Technology in a Ghost Town
SSCS technicians travel lost highways and forgotten bypasses to serve customers in remote markets.
The United States is big; it spreads out far and wide. Journey westward, and the farther and wider it seems to get. Way out west, off the beaten track, you just might find yourself surrounded by long stretches of remote landscape, uncompromisingly desolate, accompanied by a soundtrack consisting of whispering wind punctured by the barks, yelps, and cries of unseen animals. You never quite escape the feeling that overexposure to unforgiving elements or an unwanted wildlife encounter is only a few misguided steps away.

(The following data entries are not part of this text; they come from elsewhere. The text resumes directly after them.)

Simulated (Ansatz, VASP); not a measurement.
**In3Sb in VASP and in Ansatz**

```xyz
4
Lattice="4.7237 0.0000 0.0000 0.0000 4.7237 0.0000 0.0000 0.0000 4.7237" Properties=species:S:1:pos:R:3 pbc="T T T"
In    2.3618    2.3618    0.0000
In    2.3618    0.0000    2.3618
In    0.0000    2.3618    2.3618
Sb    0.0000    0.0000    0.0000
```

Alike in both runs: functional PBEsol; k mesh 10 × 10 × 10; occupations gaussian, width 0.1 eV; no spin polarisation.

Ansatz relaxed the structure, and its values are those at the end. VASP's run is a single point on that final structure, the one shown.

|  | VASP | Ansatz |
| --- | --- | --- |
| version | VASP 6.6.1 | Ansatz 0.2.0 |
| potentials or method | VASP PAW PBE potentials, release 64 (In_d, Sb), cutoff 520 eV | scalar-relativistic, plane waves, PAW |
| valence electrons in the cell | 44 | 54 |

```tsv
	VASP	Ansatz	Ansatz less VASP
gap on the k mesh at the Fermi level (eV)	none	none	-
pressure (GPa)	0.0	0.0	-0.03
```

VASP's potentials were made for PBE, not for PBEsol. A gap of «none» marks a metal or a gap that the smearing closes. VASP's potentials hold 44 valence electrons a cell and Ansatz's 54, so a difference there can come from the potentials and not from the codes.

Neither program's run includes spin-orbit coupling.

Surroundings like these seem off-putting at first; the kind of places you’d never willingly visit. Baked by the sun during the day and dropping down by as much as 40 degrees at night, they are bereft of traditional attractions—or most anything else, for that matter.
But that’s a narrow view. There’s more to it than that. A kind of calming quiet settles into the crannies of this vast emptiness, a place where an individual can escape the cacophony of the city and “get their mind right” in the almost-silence. There’s a spectral beauty here, too, if you look hard enough. It informs the brown, yellow, and white landscapes, as well as the isolated towns—with names like Trona, Tecopa, and Valijan—that blend like ghosts into the colors and textures surrounding them.
There’s commercial potential here, too. Citizens, even in the sparsest areas, need food, fuel and, as it turns out, more. It’s a non-traditional retail environment for a convenience store, sure, but one that remains full of potential.
Which is where SSCS comes in.
Our installation teams are familiar with the wide open spaces that have been ignored or forgotten by most Americans. That’s because many of our customers have taken root and prospered in these markets, helped by SSCS software and the technicians that travel lost highways and near-forgotten bypasses to get them up and running. Technology in a ghost town? Then maybe it’s not a ghost town, after all.
“In these parts, a well-run convenience store can take on the role of the town center because of the scarcity of retail competition,” says an SSCS sales rep that recently sold our Computerized Daily Book (CDB) back office solution to a site in the general vicinity of Death Valley, California. “The c-store might be the only place to grab a fresh breakfast. Or gather with others to get the latest town news and gossip. Places like these, in their own way, form the heartbeat of the region. They become essential to the underserved consumer—like an old-fashioned general store.”
Oftentimes these locations carry an inventory that is a bit different than your neighborhood Circle K or Sunoco station. People not only look for groceries, snacks, and beverages, but items typically not found on the shelves in more traditional markets. Tools, ammo, hardware, camping equipment, and industrial components such as washers and spacers are part of the mix.
Fortunately for our users, no matter how unusual their combination of items, SSCS technology is flexible enough to handle the specifics of inventory management.
“One of the basic rules of running a c-store is to know your market and adapt to it,” adds the SSCS sales rep. “That’s what these stores do, and with the right management and technology they can do it quite profitably. What’s on the shelf may look quite different than what people expect, but the process is largely the same. Item level management of inventory works just as effectively as it does in other stores. These sites may be isolated, but that doesn’t mean they can’t run a modern, leading edge operation.”
SSCS enjoys forging mutually beneficial relationships with convenience store operators across the country, no matter how removed their markets may be. Our installer/technicians travel to every nook and cranny of the American landscape to forge, uphold, and grow those partnerships. We don’t want to leave any customer or prospect behind. And if it takes traveling through ghostly lands long forgotten, we’ll do it!